Forbes rich list: Kylie Jenner is the world's youngest billionaire
Updated 20:35, 06-Mar-2019
CGTN
01:07

Kylie Jenner, 21, is the world's youngest billionaire according to Forbes' 2019 rich list. While China has 324 billionaires on the list, none of them are under the age of 30. Should that be a cause for concern?

Jenner, who is controversially described as “self-made” by Forbes despite her wealthy Kardashian background, is worth one billion U.S. dollars based on the success of her Kylie cosmetics range.

Jenner overtakes Mark Zuckerberg's record as the youngest ever self-made billionaire, with the Facebook founder just 23 when he made his first billion.

There are currently eight billionaires under the age of 30, but none of them are Chinese.

The world's richest newcomer to the list comes from China. Pinduoduo founder Huang Zheng, with a fortune of 13.5 billion U.S. dollars, is 39 years old.

China's youngest name on the list is 33-year-old Wu Jihan, CEO of cryptocurrency company Bitmain, with a net value of 1.5 billion U.S. dollars.

A Forbes list published last year of China's richest people named only nine people under the age of 40, compared to 12 from the United States.

Young billionaires are arguably a sign of strong innovation in the private sector, particularly in the tech industry. And while China hasn't produced any billionaires under 30 this year, a look at the average age of all billionaires in the country paints a different picture.

According to the most recent Hurun Report, the average age of China's billionaires is 57, 10 years younger than the United States and five years younger than the global average.

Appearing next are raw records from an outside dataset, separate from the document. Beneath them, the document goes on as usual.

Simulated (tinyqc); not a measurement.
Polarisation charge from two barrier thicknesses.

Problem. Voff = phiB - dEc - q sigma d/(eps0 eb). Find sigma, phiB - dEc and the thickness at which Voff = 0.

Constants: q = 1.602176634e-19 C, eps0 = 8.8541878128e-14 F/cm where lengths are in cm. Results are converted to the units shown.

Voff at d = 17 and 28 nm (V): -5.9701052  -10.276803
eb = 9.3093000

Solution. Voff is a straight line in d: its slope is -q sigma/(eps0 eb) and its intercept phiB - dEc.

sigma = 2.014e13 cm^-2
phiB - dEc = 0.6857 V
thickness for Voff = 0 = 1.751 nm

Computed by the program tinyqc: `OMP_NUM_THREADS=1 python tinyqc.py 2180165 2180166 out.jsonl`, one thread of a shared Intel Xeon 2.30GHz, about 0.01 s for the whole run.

Meanwhile, Forbes' list of billionaires under 30 reveals that all but two of them inherited their fortunes, rather than amassing their wealth on their own.

While Kylie Jenner is officially ranked by Forbes as being a “self-made” billionaire, her parents are worth an estimated combined 160 million U.S. dollars.

The Hurun Report shows that 74 percent of China's billionaires were self-made, without any parental financial support. In contrast, only 11 percent of American billionaires made their own fortunes without any help.